As more companies shift towards lean thinking for their own processes, the potential risk of disruption from an end to end viewpoint will increase.  I believe as more individual nodes move towards lean thinking, the probability of a disruption will increase.  The star represents a bottleneck wedged into the supply chain caused by a disruption to that node.  Because that node is engaged in lean practices, the organization will then have less of a buffer in times of distress.  The nodes downstream (towards the right to the final customer) will feel this, as one of their suppliers will be out of commission for the next foreseeable future.  Upstream, raw material suppliers may end up planning for too much inventory, as the starred node has not been up and running.

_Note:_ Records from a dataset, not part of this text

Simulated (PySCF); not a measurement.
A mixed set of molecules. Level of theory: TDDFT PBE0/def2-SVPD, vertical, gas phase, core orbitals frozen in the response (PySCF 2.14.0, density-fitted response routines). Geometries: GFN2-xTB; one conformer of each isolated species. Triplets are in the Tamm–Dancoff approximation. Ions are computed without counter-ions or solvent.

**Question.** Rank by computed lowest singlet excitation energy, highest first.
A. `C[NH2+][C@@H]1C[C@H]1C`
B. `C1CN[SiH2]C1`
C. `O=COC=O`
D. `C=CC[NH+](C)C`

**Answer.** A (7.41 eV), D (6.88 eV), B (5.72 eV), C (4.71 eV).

The issues may stem from the following:

  1. Fragmented supply chains in a globalized world [1] – Through globalization, value added activities are now divvied up by the core competencies among the nodes.  These fragmented supply chains end up becoming “brittle” which means a disruption has a greater potential to impact critical operations that will affect everyone, including the final customer.  i.e. Ordering a part only to have it back ordered for weeks because the manufacturing process is made to order (lean), does not keep enough safety stock (lean), does business with only one supplier in the name of lean, etc.
  2. “Mis-conception of fashionable paradigms” [2] – Lean Thinking should not be synonymous with cost cutting, but rather “adding value and stream lining a process”. [2, 407]  Remember the definition at the beginning of the post?  “Identifying and eliminating waste” can be easily misinterpreted.  The bottom line may have increased this quarter or year, but what about the potential cost of re-work, loss of goodwill, loss of public trust, and decreased safety levels that could arise from an obsession with cost-cutting?

What Can We Do?

Auditing not only your own organization’s processes, but your suppliers’ processes also  will illuminate potential risks that can impact your daily operations.  Take McDonald’s, KFC’s, Starbucks’, and Pizza Hut’s ex-meat supplier, Husi, who recycled expired meat and repackaged them for resale with a new expiration date.  Despite periodic audits, Husi still engaged in malpractice and negligence and potentially could be still doing it today if not for a few brave whistle-blowers. [4]  How do you bounce back from such an event where your main supplier goes down, which is going to happen more often due to companies going lean?  In business, having a cushion is not always a bad thing; a variation of this business continuity plan (BCP) may help create such a buffer.

Regardless of the positives and negatives, clearly defining what senior management values, identifying single-point-of-failures, weighing potential risks, and implementing a BCP will increase an organization’s overall resilience and chance of success. [3, pg 25]    The vision, however, may morph over time as the company, people, and business landscape change.

Success occurs when opportunity meets preparation – Zig Ziglar


Sources:

[1] Azadegan, Dr. Arash “Supply Chain Risk & Disruption Management.” Week 1-2, Lectures and Slides. Lecture.

[2] Labib, Ashraf, and Martin Read. “Not Just Rearranging the Deckchairs on the Titanic: Learning from Failures through Risk and Reliability Analysis.” Safety Science 51.1 (2013): 397-413.

[3] Engemann, Kurt J., and Douglas M. Henderson. “Ch1 + Ch2.” Business Continuity and Risk Management: Essentials of Organizational Resilience. Rothstein Associates, 2012. Print.

[4] Li, Zoe. “China’s Tainted Meat Scandal Explained.” CNN. Cable News Network, 30 July 2014. Web. 29 Jan. 2017.